Notes on napkins and tales from the trash
I love the notes my mother used to write on a napkin and place in my school lunch box. I like to think that my mother invented that idea and is the only person who ever has expressed love that way. It meant that much to me. Actually, I'm glad that many other mothers have followed my mother's example (I'll just believe she was the trendsetter, ok?).
I grew up just a little bit more last week. Maybe I just looked at a piece of reality and saw it clearer. Last week I rented a commercial-sized dumpster. It was the length of my driveway! I filled that dumpster half full of my childhood, among other accumulated sundries.
Purge. That seems like a negative word. What a horrible thing to throw away such precious treasures, like a piece of love written on a napkin. Reality came into sharper focus though. It was a battle. A battle in my heart, soul, and mind. I'm not joking; I think most of you understand that. I have convincing reasons why I need to hold on to each of those napkins that no longer take up space in my childhood lunchbox, but actually own space in a larger box of memorabilia shoved into any free corner of the garage. It is rather easy to present a convincing argument for holding tight to things of the past when I am the only one who has to be convinced. I am the best orartor to my own ears! So I shook my head a million times to the desperate pleading voice in my head saying, "Hang on to that piece of your childhood....you'll never see that again....don't get rid of that!!!!!!"
I grieved. I grieved the reality of an innocence lost, the hindsight vision of a broken heart and rich life--blurred together, a time when I knew less but needed just as much. I saved one of the napkins (hey, who saved those napkins in the first place??!!!!! ...MOM.....!), along with a smattering of other important treasures (letters from grandmothers, the deck of kitty cat playing cards I inherited from my sister, a flute-like instrument my parents brought back from Israel, my grade cards from every year in school, a ticket stub from an OU football game my brother took me to when he was in college...to name a few). What sweet memories. Now my childhood relics own only two medium sized boxes that fit managably in a designated location of the garage. The memoribila has decreased in size, my tight grasp has loosened, and my heart has grown. It has grown to fill the spaces of my 36 year old life.
One final insight. I was not alone in this undertaking. I had to ask someone to walk into the messy places in my house. To do a "Clean Sweep" of my possessions required that I invite someone to accompany me---for the sake of courage and focus. Thank you to Jools who allowed me to cry, saw me become very short tempered, and was willing to validate the importance of each item with which I struggled to loosen my grip. When my eyes glazed over at the sight of the next closet of piled up life, she would step forward toward it and encourage me to come with her. She handed it to me, a piece at a time. When I would feel overwhelmed with the reality of how I had saved erasers and bookmarks, and assigned them value, and shame welled up in my heart.....she responded so gently. "That's so sweet that you liked that eraser so much. You're not screwed up; you're so sensitive!" Her gift allowed me to throw away my symbolic treasure. She reminded me where my real treasure is.
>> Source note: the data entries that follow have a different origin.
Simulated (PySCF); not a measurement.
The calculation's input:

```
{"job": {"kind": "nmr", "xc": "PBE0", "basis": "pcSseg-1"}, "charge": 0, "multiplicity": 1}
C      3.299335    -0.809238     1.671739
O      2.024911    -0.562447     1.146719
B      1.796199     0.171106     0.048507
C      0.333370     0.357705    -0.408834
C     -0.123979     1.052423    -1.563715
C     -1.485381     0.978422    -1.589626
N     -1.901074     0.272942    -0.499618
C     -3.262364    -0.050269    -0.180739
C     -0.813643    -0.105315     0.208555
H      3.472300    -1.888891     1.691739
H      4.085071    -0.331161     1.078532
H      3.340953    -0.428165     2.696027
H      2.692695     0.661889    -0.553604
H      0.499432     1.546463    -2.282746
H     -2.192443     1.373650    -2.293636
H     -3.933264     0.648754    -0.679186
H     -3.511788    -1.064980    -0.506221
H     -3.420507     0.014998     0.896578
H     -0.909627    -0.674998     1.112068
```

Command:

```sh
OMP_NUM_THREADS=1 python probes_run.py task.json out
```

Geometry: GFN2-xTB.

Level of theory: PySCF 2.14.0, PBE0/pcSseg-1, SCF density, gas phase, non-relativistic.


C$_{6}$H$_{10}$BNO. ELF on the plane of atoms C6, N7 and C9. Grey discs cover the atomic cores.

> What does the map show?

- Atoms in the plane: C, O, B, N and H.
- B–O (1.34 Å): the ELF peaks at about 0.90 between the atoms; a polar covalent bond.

I think I need to go write some love on a napkin!
GLEANING: I believe God shows us that He is mysteriously transforming our lives when we can see a pattern of change occurring in more than one place in our life. It encouges me that I responded to a need two years ago to get my finances in order, I responded a year ago to get my inner life in order, I responded a week ago to getting my physical house in order, to name only a few. Each time I heard the invitation for change, I could not go there alone. In each place I was deperately frozen. Yet these places were opportunities to face reality and be guided through my reality with a loving person(s).
How wide, how long, how high, how deep is the love of Christ!
4 Comments:
That experience reinforced so many things that I have found to be be true, "Bear one another's burdens and fulfill the law of Christ." Never were we intended to walk this life alone, God made us for each other. But how much easier it is to walk alongside another, vs. allowing them to walk along with us in our struggles. You are a courageous girl, in more ways than one. It was my privalage to be one of the folks who met you in the midst of mess.
10:10 PM
Wow. I continue to be moved by your writing. Several of us struggle with assigning value to objects in order to hold on to memories. You, however, have the precious gift of expressing your memories in writing. You paint a beautiful/poetic picture.
...And I love Clean Sweep. I often dream of unlimited funds to purchase all those fun organzational things.
6:48 PM
We did the same thing this weekend: cleaned the garage and put much of the past in the trash. I said goodbye to model kits, knick-knacks and secret treasures I've been hoarding since grade-school days. I understand even better now what you went through.
P.S. Haven't seen a post in ages. Looking forward to more!
10:58 PM
Jim...thanks so much for checking! I am so excited about your little girl. Please keep me on the list of people who get a smoke signal!
The posts should start picking up frequency as it is part of my assignment in seminary now. That or you will be able to determine my grade with the lack of posts!